Saturday, October 10, 2009

Stuart Kaminsky; Leonard Cohen; Gerald Kersh

Stuart Kaminsky died yesterday. I didn't know him well at all but when I was starting out going on twenty-seven or so years ago I wrote him a letter telling him how much I loved the Toby Peters books and how I'd published a lot of crap in the down market men's field but now wanted to try mystery novels. He wrote back with advice I still honor today. I still love the Toby books and almost all of his other books, too. I'm not sure why but his death shocked me more than any other recent one. I'm still sort of stunned by it. Peace, Stuart.

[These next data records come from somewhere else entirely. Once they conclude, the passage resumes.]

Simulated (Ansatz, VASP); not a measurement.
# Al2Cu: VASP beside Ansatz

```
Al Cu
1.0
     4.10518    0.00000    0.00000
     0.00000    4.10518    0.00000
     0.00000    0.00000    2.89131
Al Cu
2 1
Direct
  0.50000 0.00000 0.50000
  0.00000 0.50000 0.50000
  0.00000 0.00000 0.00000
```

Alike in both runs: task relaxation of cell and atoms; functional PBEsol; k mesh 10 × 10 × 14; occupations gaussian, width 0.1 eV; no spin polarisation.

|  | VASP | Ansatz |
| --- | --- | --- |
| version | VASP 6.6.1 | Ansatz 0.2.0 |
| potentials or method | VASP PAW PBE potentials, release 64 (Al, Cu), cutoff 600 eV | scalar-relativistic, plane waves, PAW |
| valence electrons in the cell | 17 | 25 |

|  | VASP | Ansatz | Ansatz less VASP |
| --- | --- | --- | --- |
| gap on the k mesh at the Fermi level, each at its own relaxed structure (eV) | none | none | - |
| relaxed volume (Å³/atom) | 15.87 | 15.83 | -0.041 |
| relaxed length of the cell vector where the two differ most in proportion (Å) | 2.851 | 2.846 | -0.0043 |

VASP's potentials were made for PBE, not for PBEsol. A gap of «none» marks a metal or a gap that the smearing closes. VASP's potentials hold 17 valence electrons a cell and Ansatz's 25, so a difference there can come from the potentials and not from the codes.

------------------Leonard Cohen

Leonard Cohen's early 60s novel sold three thousand copies hardcover. I was one of the three thousand buyers. And I was hooked for life. A fair number of people don't like his work because it's a "downer" but I've always found his struggles to be those of an intelligent and way articulate man trying to make sense of of our short time here. In The Nation this week David Yaffe posted a very long and extremely enlightening piece about Cohen. It's well worth reading.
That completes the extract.